The public must be assured that this is a one off incident and there is an unlikelihood of a repeat. I say this bearing in mind section
64 of the District Court Act which deals with the immunity of judges and Faamasino Fesoasoani cited below:
- 64. No action lies unless act is in excess of or without jurisdiction - (1) No party or person is entitled to take action against any Judge or Fa’amasino Fesoasoani in relation to any judicial act,
unless the Judge or Fa’amasino Fesoasoani has exceeded his or her jurisdiction, or has acted without jurisdiction.
- In Sapolu v Saaga[7] the Court of Appeal had this to say about its analysis of s64 in the circumstances of that case:
- “...
- c) The scope of a court’s jurisdiction must be an objective question. There cannot be one jurisdiction if the judge has one
frame of mind and a different jurisdiction if the judge has another. If a judge has acted outside his or her jurisdiction, then no amount of good faith or care could confer immunity on the judge. But equally, if the judge had acted within his or her jurisdiction, there is nothing in s 64 which could take the immunity away again
on the grounds of bad faith or gross negligence.
- I urge the FF Court to read up on this judgment and to keep in mind the observations in bold of the Court of Appeal as it is binding
on all lower courts.
- From the perspective of an accused person such as Mareko, the harm from allowing an erroneously severe sentence go uncorrected exacerbates
the injustice and infringement on the right to liberty. There is no doubt in mind that Mareko is severely prejudiced. As a rule of
thumb, regardless of the custodial punishment a judge determines appropriate in a given case, the sentence ultimately carried out
must not exceed the maximum imprisonment time under the charging provision.
- It must be borne in mind that the maximum penalty represents the legislature’s assessment of the seriousness of the offence,
and for this reason provides a sentencing yardstick.[8] In Markarian v The Queen[9] Gleeson CJ, Gummow, Hayne and Callinan JJ set out three reasons why sentencers should have particular regard to the maximum penalties
prescribed by statute. Their Honours said:
- “Careful attention to maximum penalties will almost always be required, first because the legislature has legislated for them;
secondly, because they invite comparison between the worst possible case and the case before the court at the time; and thirdly,
because in that regard they do provide, taken and balanced with all of the other relevant factors, a yardstick.

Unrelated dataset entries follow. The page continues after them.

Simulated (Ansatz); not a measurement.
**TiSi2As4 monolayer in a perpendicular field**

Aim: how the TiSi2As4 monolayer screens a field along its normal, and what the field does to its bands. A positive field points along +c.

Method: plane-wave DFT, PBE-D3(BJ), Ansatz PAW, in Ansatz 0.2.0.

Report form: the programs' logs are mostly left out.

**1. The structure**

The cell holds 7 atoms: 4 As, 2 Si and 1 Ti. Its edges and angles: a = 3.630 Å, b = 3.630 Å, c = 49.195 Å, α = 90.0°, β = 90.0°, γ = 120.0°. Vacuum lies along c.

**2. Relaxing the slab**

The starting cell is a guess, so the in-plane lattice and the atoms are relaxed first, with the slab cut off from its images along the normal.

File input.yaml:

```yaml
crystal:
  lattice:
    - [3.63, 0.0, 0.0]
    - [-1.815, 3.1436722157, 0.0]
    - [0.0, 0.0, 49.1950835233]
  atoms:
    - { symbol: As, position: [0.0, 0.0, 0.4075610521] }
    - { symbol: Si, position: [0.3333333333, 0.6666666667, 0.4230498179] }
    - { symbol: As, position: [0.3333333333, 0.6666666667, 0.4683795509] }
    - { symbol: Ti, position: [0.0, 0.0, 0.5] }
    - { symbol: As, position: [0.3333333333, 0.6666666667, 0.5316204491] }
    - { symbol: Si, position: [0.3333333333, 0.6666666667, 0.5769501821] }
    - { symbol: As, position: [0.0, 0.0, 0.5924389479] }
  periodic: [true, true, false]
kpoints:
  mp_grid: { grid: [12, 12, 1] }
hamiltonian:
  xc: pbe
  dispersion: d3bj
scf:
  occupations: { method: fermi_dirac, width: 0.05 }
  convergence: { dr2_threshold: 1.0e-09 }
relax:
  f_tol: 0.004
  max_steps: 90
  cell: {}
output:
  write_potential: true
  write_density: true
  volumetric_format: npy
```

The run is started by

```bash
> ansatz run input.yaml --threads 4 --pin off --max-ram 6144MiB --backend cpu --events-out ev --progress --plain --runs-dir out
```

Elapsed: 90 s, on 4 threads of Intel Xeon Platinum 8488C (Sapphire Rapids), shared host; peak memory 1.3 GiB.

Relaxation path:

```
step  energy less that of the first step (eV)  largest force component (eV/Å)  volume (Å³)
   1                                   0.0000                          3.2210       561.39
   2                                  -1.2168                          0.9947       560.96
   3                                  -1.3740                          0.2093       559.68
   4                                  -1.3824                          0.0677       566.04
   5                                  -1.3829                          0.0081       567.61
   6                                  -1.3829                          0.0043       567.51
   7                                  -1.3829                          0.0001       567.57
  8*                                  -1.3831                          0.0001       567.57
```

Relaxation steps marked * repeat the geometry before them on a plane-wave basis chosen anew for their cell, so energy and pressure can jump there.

- A Court’s sentencing discretion however is not constrained by maximum penalties with the result that it ends up imposing an
inappropriately severe sentence on an offender.[10] As said numerous times, a court must arrive at a sentence that is just in all of the circumstances. As observed in Elias v the Queen,[11] the administration of the criminal law involves individualised justice, the attainment of which is acknowledged to involve the exercise
of a wide sentencing discretion.
- As alluded to above, the charge of insulting words attracts a penalty of a maximum of 3 months’ imprisonment or a fine of $200.
The final custodial sentence of five months for this minor offence was two months in excess of the permissible maximum statutory
penalty. Today when Mareko appeared for sentence on another matter, he had already served approximately 4 months 10 days of that
sentence. This means he was unlawfully detained by 1 month 10 days.
- Article 6 of the Constitution protects the right to personal liberty of all persons and provides that: "6. Right to Personal Liberty:- No person shall be deprived of his or her personal liberty except in accordance with the law." The Constitution is the Supreme law of the land. The fundamental rights encoded in Part II must be observed at all times. Article
6 guarantees to all persons the right to freedom of liberty. This must not be arbitrarily taken away from a person unless it is in
accordance with the law.
- A detention would be lawful after a court conviction and penalty. But it would be unlawful if it is outside of the statutory detention
penalty allowable under the law. It must be borne in mind that the right to a person’s liberty other than removal by lawful
authority is a key plank of our society. It is a fundamental right of every person subject to the laws of this country. It cannot
be ignored or receded to the backseat by anyone including the State or least of all a judicial institution.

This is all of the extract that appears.